I think that's the reason that after the Wii I never cared to try Nintendo games. These days if the game doesn't have an interesting setting(story, characters...) or doesn't have a good online portion, I simply don't care about it.
Sony mostly does exactly the types of games I want.
That's interesting because for me it's kinda been the opposite. Granted, I got into 16-bit gaming pretty much as 5th gen was going on, since that's when I was old enough to really have a console, and while I have gravitated to heavy story-driven games for a while, I'm more into shorter, gameplay-focused stuff these days primarily due to lack of time thanks to work.

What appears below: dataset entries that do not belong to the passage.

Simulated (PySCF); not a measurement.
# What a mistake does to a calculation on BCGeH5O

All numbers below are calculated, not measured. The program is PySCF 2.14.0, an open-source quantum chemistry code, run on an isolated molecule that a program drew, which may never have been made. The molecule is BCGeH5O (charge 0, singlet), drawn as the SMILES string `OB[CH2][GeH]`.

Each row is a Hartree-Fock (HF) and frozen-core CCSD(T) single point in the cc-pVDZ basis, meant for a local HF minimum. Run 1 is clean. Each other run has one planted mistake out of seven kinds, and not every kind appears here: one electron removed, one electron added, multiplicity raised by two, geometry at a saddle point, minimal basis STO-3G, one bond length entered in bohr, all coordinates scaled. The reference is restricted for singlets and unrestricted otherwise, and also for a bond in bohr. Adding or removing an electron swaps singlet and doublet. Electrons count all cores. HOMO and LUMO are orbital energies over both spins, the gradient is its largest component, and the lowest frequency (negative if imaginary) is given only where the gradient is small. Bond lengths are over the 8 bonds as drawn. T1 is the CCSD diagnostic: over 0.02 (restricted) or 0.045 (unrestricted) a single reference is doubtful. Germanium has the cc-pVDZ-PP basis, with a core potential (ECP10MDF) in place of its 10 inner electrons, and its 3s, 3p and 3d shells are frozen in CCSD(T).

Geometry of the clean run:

A lot of story-driven games just feel like they take too long to start up and pad portions out with filler that is only fun in the sense that you know (or hope) it leads to a payoff rather than having a payoff right at the moment you're playing it. I understand that kind of game design and can appreciate it, but if I had to choose, thanks to my schedule I just prefer games where the focus is more on game mechanics and gameplay.
Oddly enough I think games like REmake and RE2 remake hit the balance between focusing on story/atmosphere, length, and game mechanics that reward skill level/mastery very well. The former is particularly interesting because that was almost two decades ago, yet they still managed to get it just right. You can still engross yourself with the story, the setting and the characters but not feel the game is denying you chances to push things at your own pace or skill level just to create a setting for its story. At the same time, that same pace is a reward for increasing your skill level with the game mechanics and strategies formed with them, in learning the game through playing it, which IMHO is how it should be. And very little if anything feels like it's there simply to pad out the play time.
If more modern cinematic games were like that, I'd be inclined to preferring them a lot more, but that isn't the case. And I think the reason stuff like REmake did it so well is because of Capcom's heritage as an arcade developer, which you can still see to this day. That's them coming from an environment where every moment of your game needed to be interesting or you'd lose a customer's attention. Consoles would give them some breathing room on those design ideas obviously, but at least with games like the old RE games and remakes, they still use it as their foundation.